Website for future of Welsh language
Feb 7 2008 by Tomos Livingstone, Western Mail
A UNIQUE online attempt to take the debate on a new Welsh Language Act away from “anoraks” was launched at Westminster yesterday.
A website, wikideddfu.com, is based on the hugely successful Wikipedia, a cyber encyclopedia that anyone can edit or amend.
Wiki Deddfu is the brainchild of Plaid Cymru MP Hywel Williams, who hopes the new format will encourage discussion of an issue – language legislation – that has too often been the preserve of academic experts and pressure groups.
rrent legislation only obliges the public sector to provide services within the medium of Welsh, and there are constant complaints that the 15-year-old Act is now out of date. But small businesses in particular are resistant to the idea of extending it to the private sector.

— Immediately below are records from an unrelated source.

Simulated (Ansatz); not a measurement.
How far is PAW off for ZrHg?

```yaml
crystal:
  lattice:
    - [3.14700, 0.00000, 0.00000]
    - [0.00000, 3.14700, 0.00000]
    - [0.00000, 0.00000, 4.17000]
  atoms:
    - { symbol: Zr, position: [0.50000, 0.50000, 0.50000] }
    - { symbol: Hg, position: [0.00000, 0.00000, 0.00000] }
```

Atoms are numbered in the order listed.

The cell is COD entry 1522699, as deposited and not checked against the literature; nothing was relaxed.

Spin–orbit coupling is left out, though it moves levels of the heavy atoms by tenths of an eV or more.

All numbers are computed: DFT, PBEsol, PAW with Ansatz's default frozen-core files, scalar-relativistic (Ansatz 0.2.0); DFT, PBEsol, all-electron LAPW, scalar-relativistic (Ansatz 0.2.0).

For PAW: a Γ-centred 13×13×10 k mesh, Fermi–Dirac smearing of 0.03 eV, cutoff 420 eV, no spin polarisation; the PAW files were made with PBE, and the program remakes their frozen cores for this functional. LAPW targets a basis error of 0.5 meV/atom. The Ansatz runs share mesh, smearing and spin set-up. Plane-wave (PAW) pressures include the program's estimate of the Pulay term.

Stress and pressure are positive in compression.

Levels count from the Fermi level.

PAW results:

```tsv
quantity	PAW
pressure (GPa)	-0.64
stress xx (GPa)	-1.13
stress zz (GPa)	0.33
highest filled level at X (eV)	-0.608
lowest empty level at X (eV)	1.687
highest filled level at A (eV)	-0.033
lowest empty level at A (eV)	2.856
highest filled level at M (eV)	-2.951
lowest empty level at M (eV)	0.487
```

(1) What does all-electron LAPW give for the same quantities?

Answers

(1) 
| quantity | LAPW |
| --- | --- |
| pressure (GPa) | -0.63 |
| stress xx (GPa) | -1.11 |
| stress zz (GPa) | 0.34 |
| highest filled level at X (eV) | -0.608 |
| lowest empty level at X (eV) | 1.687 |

The new website will have Welsh-language and English-language versions running side by side, and Caernarfon MP Mr Williams said he was prepared for the possibility that the two sites may end up having very different content.
He said, “I want to see contributions from English speakers, they don’t seem to be particularly involved in the debate at the moment. It will be interesting to have the debate in English; at the moment it goes from ‘nobody speaks Welsh around here’ to ‘will it cost twice as much?’”
The site is also a recognition that many Welsh speakers are now “young and urban”, he added, and may have fewer opportunities to use and discuss the language than those living in the rural north and west.
Earlier this week a report commissioned by Mr Williams suggested the creation of a Language Commission with the power to take cases to court if language legislation is contravened.
The website will be open for three months, and could be adapted to encompass other policy areas a later date. The web address – “deddfu” is Welsh for “to legislate” – is deliberately wide-ranging for that reason.
Wikipedia, the model on which the site is based, has proved hugely successful since it was launched in 2001. It now has more than 9m articles on an enormous range of topics, and still allows anyone to contribute – although it now has an army of checkers as it tries to secure a reputation for accuracy.
The name comes from the Hawaiian work “wiki wiki”, which means “quick”.
The Wiki Deddfu site is the latest effort by politicians to use the internet to provoke policy debate. Labour MP for Rhondda, Chris Bryant, has set up interactive sites to discuss teenage pregnancy and at least five MPs have their own blogs.